Youth Club Launches A ‘Special Backpack’ Dedicated To Fidel Castro / 14ymedio

‘My Backpack’ is the program created by the Youth Club to counter the success of the Weekly Packet (screen capture).

14ymedio bigger14ymedio, Miami, 22 December 2016 – “My Backpack,” which was created by the Youth Club to counter the influence of the Weekly Packet, will launch this coming December 27, with a wide variety of materials about the recently deceased former president Fidel Castro.

The idea of including materials about Castro started in the Youth Club network in Artemisa, a province in western Cuba, according to the local newspaper, El Artemiseño.

According to Lisandra Garcia, institutional spokesperson for the Provincial Directorate of the Youth Club of Computing and Electronics, the special Backpack includes a catalog for easy access to all content, with “historical content” games, “poems and TV shows.”

The catalog “will contain allegorical music, celebrity interviews, series like Memoirs of a Grandfather and 90 Reasons, the route of the recent “Freedom Caravan,” taken by Fidel Castro’s ashes between Havana and Santiago de Cuba, the political event in the Plaza, documentaries about Fidel’s impact on sports, health, education, culture… and in different countries,” says the newspaper.

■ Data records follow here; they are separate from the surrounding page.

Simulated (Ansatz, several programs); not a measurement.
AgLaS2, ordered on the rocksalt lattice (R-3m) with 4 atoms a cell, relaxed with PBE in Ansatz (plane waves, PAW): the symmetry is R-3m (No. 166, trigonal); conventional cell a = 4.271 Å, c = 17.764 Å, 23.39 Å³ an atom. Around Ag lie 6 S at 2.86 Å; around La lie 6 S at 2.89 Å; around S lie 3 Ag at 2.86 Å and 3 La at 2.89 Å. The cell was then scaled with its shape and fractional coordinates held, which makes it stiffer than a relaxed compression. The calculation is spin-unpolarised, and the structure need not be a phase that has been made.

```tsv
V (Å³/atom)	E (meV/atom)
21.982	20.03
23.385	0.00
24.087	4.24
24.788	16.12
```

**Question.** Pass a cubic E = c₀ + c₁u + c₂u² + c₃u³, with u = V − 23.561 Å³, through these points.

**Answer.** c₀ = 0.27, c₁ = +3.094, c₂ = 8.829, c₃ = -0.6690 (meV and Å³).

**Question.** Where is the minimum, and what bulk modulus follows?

“This program (My Backpack) is being created at the central level in Havana and distributed to each of the provinces, so if Artemisa makes a special about Fidel, it will be distributed throughout the island,” said a lab technician from a Youth Club who did not want to be identified for fear of reprisals.

The lab technician also said that the purpose for which My Backpack was created is still far from completion. “Most people prefer the Weekly Packet because it is more fun and has more options,” he adds.

“The Packet is the internet of the poor, but My Backpack is still far from being done, it is like the internet of those who don’t even have the one for the poor,” he added.

Due to the strong ideological slant of programming on national television, the Weekly Packet — considered one of the largest sources of alternative employment on the island — has become indispensable in Cuban homes. It has been tolerated, more than accepted, by the powers-that-be, who on occasion have intervened to eliminate any kind of political content in these informal distribution networks.

In the days following Fidel Castro’s death, many of the audio-visual products distributed by private individuals omitted any critical reference to the figure of the former president.

“We have to compete with ‘Our Latin Beauty’, with concrete proposals, with ideas, with the coordinated work of teachers, artists, editors, journalists… giving people tools so they do not get ripped off,” said the minister of culture, Abel Prieto, referring to the Weekly Packet in April 2014 at the Eighth Congress of the Writers and Artists Union of Cuba (UNEAC).

“We have not yet succeeded in creating the cultured and free people [envisioned by] José Martí,” he added.